Sloped concrete. Kiewit elected to use roller screeds on the 4 to 1 slopes (22.5 degree angles) of the main spillway and contacted Lura Enterprises to see if they had a high production solution. Dennis Lura, the company’s president, said their roller screeds could achieve the specified flatness standard in the 38 foot widths of the floor panels but Kiewit wanted the 3-inch slump concrete to be struck off moving in an uphill direction so a power unit with electric winches was designed to hold the screed and move it uphill at the touch of a button. The resulting 3,500 pound screed and power unit was built strong enough to be moved by crane. Lura says the screed roller was supported by two “CV joints” (booted joints encasing roller bearings) in the length of the screed to maintain flatness. Kiewit placed checkerboard panels each night, passing the screed over the fresh concrete four times, the last time being half an hour after placement as a final check. Workers used a walk-behind finishing machine with a pan float for the floating step, holding the machine in place by rope. The final finish was hand-troweled.

Sloped RCC. Rogers states that placing RCC at a steep 4:1 angle in the main spillway without forms was a first. Using Trackhoes with custom-built vibrating plates to create and shape the emergency spillway “auditorium” steps was also a first.

Project duration. The time frame to do the work was very short and was driven by the need to create a useable spillway for the 2017 flood season. The same was true for the 2018 construction season; the spillway had to be ready for the 2018 flood season starting on Nov 1.
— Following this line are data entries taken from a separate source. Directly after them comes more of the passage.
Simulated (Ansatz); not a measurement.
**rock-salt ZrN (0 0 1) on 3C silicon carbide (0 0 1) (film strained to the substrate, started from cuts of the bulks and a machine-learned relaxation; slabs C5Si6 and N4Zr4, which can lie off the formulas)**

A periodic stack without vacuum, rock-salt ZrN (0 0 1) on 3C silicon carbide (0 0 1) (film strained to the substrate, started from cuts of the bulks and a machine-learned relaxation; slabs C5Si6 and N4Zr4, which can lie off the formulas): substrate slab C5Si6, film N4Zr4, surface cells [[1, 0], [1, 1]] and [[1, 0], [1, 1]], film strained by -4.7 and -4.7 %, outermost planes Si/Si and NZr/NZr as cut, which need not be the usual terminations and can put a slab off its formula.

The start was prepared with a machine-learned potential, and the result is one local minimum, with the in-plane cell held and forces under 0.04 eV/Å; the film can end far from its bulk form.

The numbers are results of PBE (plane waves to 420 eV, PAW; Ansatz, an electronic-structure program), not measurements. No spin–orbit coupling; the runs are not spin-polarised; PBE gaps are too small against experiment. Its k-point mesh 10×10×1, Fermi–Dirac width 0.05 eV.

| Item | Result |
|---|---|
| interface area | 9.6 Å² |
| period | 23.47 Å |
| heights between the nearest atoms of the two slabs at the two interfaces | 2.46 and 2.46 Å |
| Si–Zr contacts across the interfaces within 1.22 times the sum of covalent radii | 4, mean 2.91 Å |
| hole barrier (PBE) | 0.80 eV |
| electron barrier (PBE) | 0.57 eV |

Fire. Northern California experienced its deadliest wildfire season in the fall of 2018. The Oroville Dam is located 17 miles away from the town of Paradise and the Camp Fire. Workers were exposed to smoke from the fire and some were evacuated from their homes. There were also evacuation plans for the jobsite if needed.

Ready for use

The contract allowed for 165 construction days for the two seasons of work. When the spillway was first used on Feb. 7, 2017, a water flow of 52,250 cfs produced the first damage to the 24-inch thick spillway floor. In the succeeding next few days, main spillway flows were increased to 100,000 cfs in the spillway and water also flowed over the emergency spillway. By the time the high water levels began to recede the main spillway was damaged and out of commission. The emergency spillway was not damaged but uphill erosion threatened the structure. But now with the final completion of the construction anticipated in the summer of 2019, the main spillway is much stronger and engineers predict that 270,000 cfs water flows will be safe.